To say nothing of Flesh-Colored Horror...when we see what Chikara's mother's idea of "beauty" is.
Tomie runs on this. When you kill her, each part becomes a new Tomie. You get to watch her body slowly reform over the course of weeks. Also, the only way to kill Tomie is to burn her entirely. Any parts left are still alive and capable of speech!
Came Back Wrong: Soichi's grandfather in Coffin and Shibayama in The Supernatural Transfer Student
The Chew Toy: Soichi Tsuji, the sinister, nail-eating villain of several short stories, tends to have his various evil schemes backfire on him in the most gruesome, humiliating manners possible, in marked contrast to the usual fate of an Ito antagonist.
Cosmic Horror Story: His stories hardly ever have a corporeal villain or a clear explanation for why horrible things are happening to people; instead, the source of everyone's misfortunes will be some unknowable, untouchable, faceless force like the spiral in Uzumaki or the titular enigmatic fault at Amigara.
Determinator: The protagonist in Intersection Fortune Telling is The Atoner that accused as the devilish Intersection Pretty Boy who always give suicide-inducting advices, thus blamed for any death from the fortune telling, but nevertheless will do anything to catch the real deal. Not even being mobbed by a giant army of suicide ghosts and most definitely dead from the encounter stop him from continuing to oppose the Intersection Pretty Boy, becoming a Messianic Archetype in the process.
Disability Superpower: Because of a rare blood disorder, Souichi must have a constant supply of iron to live. He achieves this by feeding on carpenter's nails, which he also sticks between his teeth to bite people with, spits at enemies and hammers into voodoo dolls.
Souichi's Birthday implies that he used his curses to bring the condition upon himself. He didn't have it as a young child, and got his habit of carrying things in his mouth from his grandmother, who always had a toothpick in her mouth.
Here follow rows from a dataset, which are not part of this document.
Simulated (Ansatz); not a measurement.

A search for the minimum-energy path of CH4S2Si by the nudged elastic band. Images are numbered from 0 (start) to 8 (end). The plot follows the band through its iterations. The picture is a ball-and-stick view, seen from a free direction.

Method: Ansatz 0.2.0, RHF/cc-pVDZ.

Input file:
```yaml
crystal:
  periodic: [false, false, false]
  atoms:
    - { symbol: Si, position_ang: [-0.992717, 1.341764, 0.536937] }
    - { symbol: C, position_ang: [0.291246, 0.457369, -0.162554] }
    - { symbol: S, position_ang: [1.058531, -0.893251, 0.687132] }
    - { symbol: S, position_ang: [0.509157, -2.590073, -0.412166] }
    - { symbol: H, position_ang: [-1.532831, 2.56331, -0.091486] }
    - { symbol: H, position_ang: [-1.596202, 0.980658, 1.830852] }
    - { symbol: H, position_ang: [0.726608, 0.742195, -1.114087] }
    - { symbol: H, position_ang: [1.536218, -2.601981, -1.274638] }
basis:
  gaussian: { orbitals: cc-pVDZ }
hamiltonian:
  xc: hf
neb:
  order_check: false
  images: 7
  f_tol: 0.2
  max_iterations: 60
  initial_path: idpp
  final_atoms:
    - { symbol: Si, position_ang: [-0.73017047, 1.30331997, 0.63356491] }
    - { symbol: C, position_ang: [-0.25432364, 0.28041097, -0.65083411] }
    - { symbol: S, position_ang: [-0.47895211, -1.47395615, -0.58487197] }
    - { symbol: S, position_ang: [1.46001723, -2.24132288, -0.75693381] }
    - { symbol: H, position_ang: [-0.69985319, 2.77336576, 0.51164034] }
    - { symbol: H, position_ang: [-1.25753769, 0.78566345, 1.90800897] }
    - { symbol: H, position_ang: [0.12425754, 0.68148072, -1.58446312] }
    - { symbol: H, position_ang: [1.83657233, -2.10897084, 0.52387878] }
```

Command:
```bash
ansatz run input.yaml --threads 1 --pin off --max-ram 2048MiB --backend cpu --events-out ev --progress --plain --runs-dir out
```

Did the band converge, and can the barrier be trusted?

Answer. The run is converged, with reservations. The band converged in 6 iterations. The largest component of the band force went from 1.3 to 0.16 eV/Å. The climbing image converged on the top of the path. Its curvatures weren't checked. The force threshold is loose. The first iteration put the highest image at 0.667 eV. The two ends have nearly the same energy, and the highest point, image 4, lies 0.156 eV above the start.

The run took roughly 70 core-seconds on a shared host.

Downer Ending: The number of stories by him that don't end with the entire cast dead, Armageddon, or a combination of the two can be counted on one hand.
The Intersection Pretty Boy is based around girls being compelled to commit suicide after meeting a mysterious man at intersections.
The premise of Black Paradox is strange events happening after four people meet over the internet to arrange a group suicide.
Other examples include Yuina in Anything But a Ghost, Masao in Drifting Spores, Furukawa in A Deserter in the House and the father in Heart of a Father. Tomie's adoptive mother killed herself in one story although it's more likely Tomie possessed her to do it.
Dude Looks Like a Lady: The only difference between Ito's male and female protaganists, appearance wise, are that the guys sometimes have a longer face than the girls.
Ear Worm: A particularly malevolent in-universe version serves as the supernatural menace of the day in 'Songs In The Dark'.
Hikikomori: The main character in Army of One and the woman's boyfriend in Fragment of the Demon.
Hive Mind: A subversion in My Dear Ancestors. Risa's amnesia was caused by her seeing the scalps and brains of every member of Shuichi's family grafted to his father's head. The end implies that each one still actively thinks.
In Back Alley, the girl whom Ishida was staying with turns out to have killed many of her classmates and buried them in the alley. At the end, she becomes trapped there and their ghosts advance on her.
Second-Hand Record is about a record which supernaturally compels people to listen to it, to the point of killing others to get it. At the beginning of the story, one of its victims kills her friend to get it back from her - and later dies herself when she is blockaded into an alleyway because she'd stashed her friend's body there.
Love As Scripted: A playboy makes a videotape for his girlfriend so that she won't feel bad after he dumps her. When he tries to break up with her, she stabs him in a frenzy, and then finds the tape he made for her. Unfortunately, she decides she prefers the tape to the real him, and finishes him off with a broken bottle rather than save his life.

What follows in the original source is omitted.